At a rally during the General Elections in 2015, SDP Secretary-General Chee Soon Juan said:

“The PAP has pulled out all the stops, giving concessions here, rebates there and getting everyone drunk with SG50 merriment.

But what happens when the party is over, my friends? What happens when the music stops playing and all the guests go home? Your housing loan is still not paid, the electricity bill has gone up, and the guy that threw the party now sends you the bill for the cake, the decorations and the drinks.”

True enough. After GE 2015, the PAP raised water prices, car-park charges, bus fares, ERP rates, gas and electricity tariffs, Town Council charges, and kindergarten, polytechnic, ITE, university fees, etc. It is going to raise the GST in a couple of years time.

History is repeating itself. Finance Minister Heng Swee Keat announced the Bicentennial Bonus in his Budget Statement yesterday with giveaways designed to sweeten the sour public sentiment that has built up over the last few years. It seems that the bigger the government’s problems, the bigger the sweets.

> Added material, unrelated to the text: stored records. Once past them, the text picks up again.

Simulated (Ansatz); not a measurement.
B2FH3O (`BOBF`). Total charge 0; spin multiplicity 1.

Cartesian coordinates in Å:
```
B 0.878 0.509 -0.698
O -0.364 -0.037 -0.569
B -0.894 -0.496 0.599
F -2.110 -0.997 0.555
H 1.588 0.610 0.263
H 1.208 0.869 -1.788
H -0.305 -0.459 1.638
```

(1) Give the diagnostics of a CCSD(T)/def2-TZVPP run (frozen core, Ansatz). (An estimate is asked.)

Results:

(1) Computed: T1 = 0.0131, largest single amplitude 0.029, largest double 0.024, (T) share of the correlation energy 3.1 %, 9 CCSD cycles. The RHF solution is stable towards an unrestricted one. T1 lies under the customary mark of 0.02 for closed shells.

This is a most myopic and irresponsible way of spending public funds. Rather than use the budget wisely to reform the system to prepare Singapore for the myriad of challenges that confront us, the PAP is engaging in short-term pork-barreling to entice votes.

For example, nothing in the current Budget addresses the high cost of living in the world’s most expensive city, the seriously unaffordable public housing, and an outmoded education system that does not prepare our children for the future.

Singaporeans must see through the gimmick and hold the government to higher standards of accountability.

As in the 2015 Budget, Singaporeans will have to pay for the giveaways because, ultimately, the government gets its money from the people.

Budget 2019 is no different. After the next elections which are widely expected to be held later this year – when the party comes to an end and the music stops playing – the PAP will send the taxman to our door and demand payment for the celebrations.